3601 South Gaffey St., Box 1
San Pedro, CA 90731
May 12th, 2013 - October 18th, 2013

beach cities/south bay
Monday > Friday 10 - 5pm; every 2nd Saturday of the month


Over the next two years artwork will be selected on an ongoing basis that employ storytelling techniques to encourage dialogue on issues relevant to the South Bay/Harbor community and/or shared history. The artworks encourage us to think about our lives and how we communicate our story with each other. 

Miyo Hernandez

Miyo Hernandez's narrative photography is based in and around Los Angeles. The stories are presented in the form of images and text, which offer a momentary look into events that reflect conflicts and experiences within her community. 
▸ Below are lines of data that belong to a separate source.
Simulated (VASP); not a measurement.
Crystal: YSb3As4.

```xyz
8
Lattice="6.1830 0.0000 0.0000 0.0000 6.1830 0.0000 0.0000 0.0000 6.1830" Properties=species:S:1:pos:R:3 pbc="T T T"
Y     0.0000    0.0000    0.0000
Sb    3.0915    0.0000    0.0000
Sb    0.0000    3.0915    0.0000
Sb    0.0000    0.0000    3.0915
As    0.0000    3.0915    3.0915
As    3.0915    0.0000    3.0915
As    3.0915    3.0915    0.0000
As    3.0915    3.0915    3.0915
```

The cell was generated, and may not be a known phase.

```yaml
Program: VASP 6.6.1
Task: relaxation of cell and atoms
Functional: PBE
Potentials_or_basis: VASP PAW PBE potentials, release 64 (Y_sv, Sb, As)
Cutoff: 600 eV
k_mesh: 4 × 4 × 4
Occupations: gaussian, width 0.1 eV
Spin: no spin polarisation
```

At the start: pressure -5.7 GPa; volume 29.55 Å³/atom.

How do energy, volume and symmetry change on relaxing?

Miyo Hernandez is a Los Angeles based artist whose narrative work reflects life in the San Gabriel Valley and East Los Angeles. Other projects based in the Midwest and southern United States, trace her own family history, including her experiences as a biracial child and also the local histories of her birthplace in Indiana. Her work has been exhibited in the United States and Europe. She received her BFA from the California College of the Arts in Oakland, CA in 1996, and received her MFA in photography from the California Institute of the Arts in 2000. She currently works as an adjunct professor in photography at the College of the Canyons in Santa Clarita and Pasadena City College. In addition to photography, she also works in the medium of printmaking, producing linocut, woodcut, and limited edition prints in collaboration with Self Help Graphics. Go to artist's website 

Ann Le

The series, Thinking of You, consists of hundreds of old family photos that the artist merged to create a visual "mash-up". The images were inspired by a recorded conversation between the artist's mother and older sister when she was a little girl; the conversation is about the family's emigration from Vietnam to Malaysia by boat. As each image is lost within the collective whole, a new image emerges that is both specific to the artist and open to our own interpretation. 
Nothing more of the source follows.